Squarepusher – Ufabulum

Album Review by Mark Shukla | 01 May 2012
Album title: Ufabulum
Artist: Squarepusher
Label: Warp
Release date: 14 May

“As much as Warp would love to nail me down to a plan, it’s not the way I do it... that’s why my career is such a mess,” said Tom Jenkinson in a 2010 interview with Drowned in Sound. It’s amusing, then, to imagine the rush of relief the label must have felt upon hearing the grandstanding symphonic euphoria of Ufabulum’s opening track, 4001 – a tune that has ‘commercial viability’ written all over it. It’s a pose that lasts a full 30 seconds before the shrill Gameboy melody line and hilariously depressed sounding bass wubs of Unreal Square (clearly an amused nod to Skrillex and co.) confirm that, yes, Tom is fucking with us again.

Jenkinson manages another couple of relatively accessible joints – Energy Wizard is a spunky upbeat workout, whilst Stadium Ice is what breakfast TV themes will sound like in the year 3000 – before the beatless synth noodle Red in Blue signals the onset of a full-on psychogenic fugue for poor old Tom. For whilst Jenkinson’s multiple personality disorder most usually takes hold in the period between each LP release, Ufabulum is uniquely divided into two distinct halves.

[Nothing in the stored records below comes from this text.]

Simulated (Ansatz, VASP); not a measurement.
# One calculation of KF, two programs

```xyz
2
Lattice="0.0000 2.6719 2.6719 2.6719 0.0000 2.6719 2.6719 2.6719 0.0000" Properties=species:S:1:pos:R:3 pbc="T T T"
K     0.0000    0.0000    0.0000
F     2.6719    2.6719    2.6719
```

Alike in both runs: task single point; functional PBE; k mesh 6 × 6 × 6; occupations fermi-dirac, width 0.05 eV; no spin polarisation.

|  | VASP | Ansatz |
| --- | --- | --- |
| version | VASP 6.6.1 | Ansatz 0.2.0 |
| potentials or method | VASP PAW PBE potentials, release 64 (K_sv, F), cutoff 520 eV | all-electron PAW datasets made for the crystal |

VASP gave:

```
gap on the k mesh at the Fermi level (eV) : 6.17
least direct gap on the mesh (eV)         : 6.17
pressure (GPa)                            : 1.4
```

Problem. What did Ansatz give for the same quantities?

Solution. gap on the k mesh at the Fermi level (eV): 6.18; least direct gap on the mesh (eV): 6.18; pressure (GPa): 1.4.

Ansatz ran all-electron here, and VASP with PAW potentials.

The diabolically quavering metallic timbres and nihilistic acid bassline of The Metallurgist mark the beginning of the album’s dark second half – and things only get more intense from there. With its lowering, dystopian squelch and tortured kinetic spasms, Drax 2 sounds like the twisted sister of Ultravisitor’s Steinbolt whilst 303 Scopem Hard appears to be Jenkinson’s attempt to create the most aggressively claustrophobic acid track of all time.

Dark Steering, on the other hand, employs glitched and stitched bass, oppressive quasi-human funk and ruthlessly cold intersecting melody lines to approximate the atmosphere of a Borg disco. It’s stirling stuff and underlines why the bass-heavy Ufabulum isn’t ideally suited to headphone listening – you’re really not getting the full experience unless you can feel a woofer punching obscene shapes into the air around your head. Ultimately Ufabulum’s jarring stylistic schism may make the album tough to digest for many people, but the quality of Jenkinson’s craftsmanship remains constant throughout.